To the girl who’s ready for her life to start,
First of all, I want to start by telling you that you have time. Your life has just begun; you have a whole lifetime ahead of you. Don’t be in a rush to start living.
Now, you’re probably wondering how someone who is in exactly the same position as you can tell you what to do and think. The answer is because I am in the same spot as you are, I can’t wait for my life to start and I need to take a breath and slow down.
I remember growing up and hearing that being in college will be the best time of your life and to embrace it fully. I never really understood that until I went away to college. Suddenly I was surrounded by people who were interested in the same things as me and let me be 100% myself. I’ve met so many wonderful people and have learned so much from them and the experiences I’ve had so far. I wouldn’t trade it for anything.
And yet, here I am. Only two years into my college career and ready to start my new life as an adult. I know that it’s going to be hard and sometimes it’s not all it’s cracked up to be, but I’m excited.
I hear about more people I know getting engaged and beginning a new chapter in their lives. Most of these people are older than I am, but there are a few who are the same age as me and I can’t help but wonder what it would be like if that were me. It’s crazy to think about, that if my life had taken a slightly different route I could be planning a wedding now. It’s something that I’ve been spending a lot of time thinking about lately.

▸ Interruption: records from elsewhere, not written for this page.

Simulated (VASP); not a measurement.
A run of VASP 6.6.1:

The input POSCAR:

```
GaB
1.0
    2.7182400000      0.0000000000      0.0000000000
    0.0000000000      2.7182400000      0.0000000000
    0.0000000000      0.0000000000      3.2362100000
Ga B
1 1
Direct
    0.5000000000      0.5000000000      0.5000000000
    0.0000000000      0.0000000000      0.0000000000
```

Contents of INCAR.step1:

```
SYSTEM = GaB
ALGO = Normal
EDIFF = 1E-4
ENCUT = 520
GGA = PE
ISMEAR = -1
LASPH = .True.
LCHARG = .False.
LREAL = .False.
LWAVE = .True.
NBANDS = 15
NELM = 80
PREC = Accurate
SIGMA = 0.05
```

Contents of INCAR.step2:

Here I am, 20 years old and already dreaming about a settled down life.
And as much as I want it to happen and know eventually it will, now isn’t my time. Someday I will meet someone I want to spend the rest of my life with, get married, and then have a family, but that’s not where I am in my life yet. There’s still so much I want to do and have to learn before that can happen. I still want to see the world and travel, meeting new people and seeing new things. Planning a wedding would only get in the way. If someone were to walk into my life tomorrow, or two weeks from now, and they just happened to be the person I’m destined to spend the rest of my life with, then I would begin thinking about the rest of my life. But I don’t know if that’s going to happen within the next year or even the next five years.
My life is so crazy and unplanned right now that I don’t know where I’m going to be in two years, let alone five. Right now I am living life a few months at a time, enjoying the opportunities as they present themselves. I’m not worried about what my life will be like in the next few years because I can’t control it.
Which is exactly what you need to do.
Stop thinking ahead to what is un-promised, focus on what is going on in your life now. Don’t worry about what may or may not be coming in the next couple of years.
You have an entire lifetime to wonder and worry about the way your life is going to play out. Life will throw you curveballs and put up roadblocks in your way, your job is to find out ways to swerve and get past these setbacks.
This is something I have to tell myself every once in a while. I’m still young, I have time to figure out the details. There’s no rush to decide what I am going to do with my life for the next fifty years, there’s no way I can control or plan that far in advance. So, as I continue to live on this little blue planet we call home, I’m going to live one day at a time.
I don’t know when my life is going to change and neither do you. So I’m telling the both of us to stop worrying and start living.
We only get one shot at this life, so why spend all of it worrying about something we can’t control?